Posts Tagged ‘Donmar Theatre’

Mini-review – Roots – Donmar Theater

October 22, 2013

It is depressing to spend a night at the theater listening to people expound politics and be dull, more so when the point they’re making (or the side they’re taking) is one you approve of … on paper. Shaw and Miller, J. B. Priestley, these are people who can take politics and make them dramatic. Roots, on the other hand, is lecturing with an obvious point at the end told over far too much time. The Donmar turns it into a true masterclass in the Norwich accent, solidly acted, and I found much to admire in the realistic depiction of how people lived in the 50s (running water and electricity a luxury!) not to mention the new vocabulary used (“clobber” for clutter and “squit” for “crap,” as examples). And, my, the way the family shut down expressions of emotions was really, really eye-opening for me as a west-coast American.

But, seriously. I went to a nearly three hour play in which people 1) clean house 2) make cakes 3) take baths (after pumping and heating the water and pouring into a tin tub). The sprinkling of lectures about appreciating music and “solving moral problems” (et cetera) were just dull, dull, dull. Does it matter how much effort was poured into this play or how beautiful Jessica Raine was? At the end, she stands up and announces, “It’s happening to me!” and I couldn’t help but add, “Yes! You’ve become an incredible bore!” This obvious and dull play was just not really worth the trouble of reviving. Next time I’ll stick to Shaw: politics and plays mix at their peril.

(This review is for a performance that took place on Monday, October 21st, 2013. It continues through November 30th.)

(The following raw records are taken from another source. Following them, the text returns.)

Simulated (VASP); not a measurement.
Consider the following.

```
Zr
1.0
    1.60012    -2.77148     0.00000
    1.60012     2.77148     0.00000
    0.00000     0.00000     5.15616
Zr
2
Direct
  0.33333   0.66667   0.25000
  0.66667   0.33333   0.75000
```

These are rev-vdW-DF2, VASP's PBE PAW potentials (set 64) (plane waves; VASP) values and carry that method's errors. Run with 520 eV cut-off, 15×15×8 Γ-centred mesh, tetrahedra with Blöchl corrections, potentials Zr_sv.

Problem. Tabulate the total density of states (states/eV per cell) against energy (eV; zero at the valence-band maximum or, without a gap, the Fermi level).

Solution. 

Mini-review – Trelawney of the Wells – Donmar Theater

February 20, 2013

Ah! The promise of the Donmar’s production of Trelawney of the Wells! A late Victorian comedy, by the well-known Arthur Wing Pinero (whose The Magistrate had me rolling in the aisles), that was billed as a love letter to theater!

It’s hard to express, in as many words as would get the feeling across, how unbearably dull this entire evening was. Too much of actors hamming it up (actors playing actors, my God, I could be forever put off the idea after this and Kiss Me Kate), too much of actors rehearsing a play, too much obvious plot twists, and not nearly enough funny. I was unenthusiastic in the opening scene in the back stage of the Wells theater, for Trelawney’s going-away dinner; I had a few laughs during the scene in which she attempted to enter normal society (“Stop your crying! Save your tears for the bedroom! This is WHIST!”), but come the interval I was wondering how I was going to get through to the end of the show (and finding the answer at the bar). Trelawney’s second act conversion from successful comedienne to starving artiste didn’t touch me at all; and I felt disassociated from the entire show and impatient for it to end.

And it did. As a comedy, it had a happy ending. As an audience member, I had the thrill of getting out the door at 10, which wasn’t quite as good as the thrill of not having bought tickets to this would have been, but so it goes.

(This review is for a performance that took place on February 19th, 2013. The show is booking through April 13th.)